Our three scientific Work Packages considered deformable, irregular and cohesive granular materials, and for each of these types of grains we have developed new scientific perspectives, sometimes combining the work from different work packages. We have advanced calibration methods for granular materials to better characterize these materials both on their mechanical behavior and their microstructural evolution. We have advanced several numerical methods to better simulate soft particles flows, and particle flows of anisometric grains. We have been able to image the swelling of soft, deformable, anisometric couscous particles in 3D with both X-ray tomography and neutron tomography, providing the highest detail so far of a granular process that involves soft, sticky particles. These results have even been combined with NMR confirmation of hydration levels, which is an industry first.

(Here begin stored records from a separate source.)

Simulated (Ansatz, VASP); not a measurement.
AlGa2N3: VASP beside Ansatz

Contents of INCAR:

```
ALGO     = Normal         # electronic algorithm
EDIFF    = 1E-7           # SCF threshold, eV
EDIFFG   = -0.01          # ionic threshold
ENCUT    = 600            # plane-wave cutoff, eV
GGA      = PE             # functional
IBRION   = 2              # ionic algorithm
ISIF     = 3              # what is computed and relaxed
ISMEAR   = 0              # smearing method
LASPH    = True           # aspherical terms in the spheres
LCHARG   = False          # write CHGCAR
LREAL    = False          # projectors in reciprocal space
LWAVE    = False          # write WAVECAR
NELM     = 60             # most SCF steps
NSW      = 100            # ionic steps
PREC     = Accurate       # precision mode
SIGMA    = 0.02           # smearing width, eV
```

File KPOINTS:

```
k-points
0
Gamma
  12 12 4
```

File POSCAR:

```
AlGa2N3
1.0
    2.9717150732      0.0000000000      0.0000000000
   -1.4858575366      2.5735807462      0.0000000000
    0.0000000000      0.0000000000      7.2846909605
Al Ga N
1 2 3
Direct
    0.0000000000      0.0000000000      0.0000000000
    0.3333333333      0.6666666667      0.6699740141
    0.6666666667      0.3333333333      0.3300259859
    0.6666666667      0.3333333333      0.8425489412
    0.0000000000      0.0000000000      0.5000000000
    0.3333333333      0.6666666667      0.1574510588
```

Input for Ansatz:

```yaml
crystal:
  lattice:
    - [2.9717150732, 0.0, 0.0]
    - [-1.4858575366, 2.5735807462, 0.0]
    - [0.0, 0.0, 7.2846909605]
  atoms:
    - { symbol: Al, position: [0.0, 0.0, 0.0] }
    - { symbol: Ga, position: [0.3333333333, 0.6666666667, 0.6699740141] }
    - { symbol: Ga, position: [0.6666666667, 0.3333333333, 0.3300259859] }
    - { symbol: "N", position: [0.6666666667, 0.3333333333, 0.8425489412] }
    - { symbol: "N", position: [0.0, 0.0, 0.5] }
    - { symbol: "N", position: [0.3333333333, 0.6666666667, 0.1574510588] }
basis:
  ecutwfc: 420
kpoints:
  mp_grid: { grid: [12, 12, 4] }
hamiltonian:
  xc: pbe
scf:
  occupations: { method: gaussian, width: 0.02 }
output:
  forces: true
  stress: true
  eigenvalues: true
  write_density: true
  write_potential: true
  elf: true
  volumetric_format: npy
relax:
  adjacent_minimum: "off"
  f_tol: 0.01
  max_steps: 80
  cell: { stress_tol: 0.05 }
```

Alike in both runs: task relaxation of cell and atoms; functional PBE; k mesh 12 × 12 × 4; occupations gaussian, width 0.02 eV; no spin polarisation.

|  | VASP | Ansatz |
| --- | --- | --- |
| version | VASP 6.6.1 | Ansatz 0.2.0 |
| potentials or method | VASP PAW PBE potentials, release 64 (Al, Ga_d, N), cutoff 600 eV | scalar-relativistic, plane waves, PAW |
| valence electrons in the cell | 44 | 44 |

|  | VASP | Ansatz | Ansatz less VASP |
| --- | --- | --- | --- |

We have extensively studied deformable, irregular and cohesive granular flows in silos and hoppers, revealing new important couplings between the frictional and elastic behavior of granular materials, the role of deformability and shape in classic equations such as the Hagen-Beverloo equation. We have additionally characterized frictional and adhesive contacts in deformable and irregular flows and have cross-calibrated numerical particle models on experimental results for different flow geometries, including more classic floe geometries such as a Schulze ring-shear tester. We have developed novel discrete element method code to simulate the continuous and oscillatory flow behavior of deformable particles, the interactions among them and their coarse-grained mechanical response.
Scientifically, the network has studied a very broad array of granular samples, ranging from ceramic particles used in ceramic tile production, to rice grains, macaroni particles, mustard seeds, couscous grains and hydrogel beads and an array of model shapes including non-convex tripods and hexapods. We have developed custom flow geometries for slow flow imaging in special rheometric configurations, allowing for full characterization of flow behavior. The flow geometries are suitable for slow and fast flow imaging. In general, we have used an extremely wide range of flow imaging modalities: slow and high speed X-ray, MRI, high speed imaging and neutron tomography. We have also combined some of these imaging modalities. We have used and developed various numerical methods to study granular materials, including hybrid GPU-CPU frameworks. An extensive calibration workflow scheme is also developed that works together with industry-standard discrete element method simulation codes.
Summarizing, the scientific work has resulted in many new perspectives on hopper flow physics as relevant for industrial practice, new three dimensional flow rules for slow flows of non-convex particles shapes, a new understanding of the cohesive nature of ceramic particles, the establishment of new microscopic pictures behind the role of rotations of grains in geophysical context, new modeling perspectives for the elastic behavior of soft particle packings among others.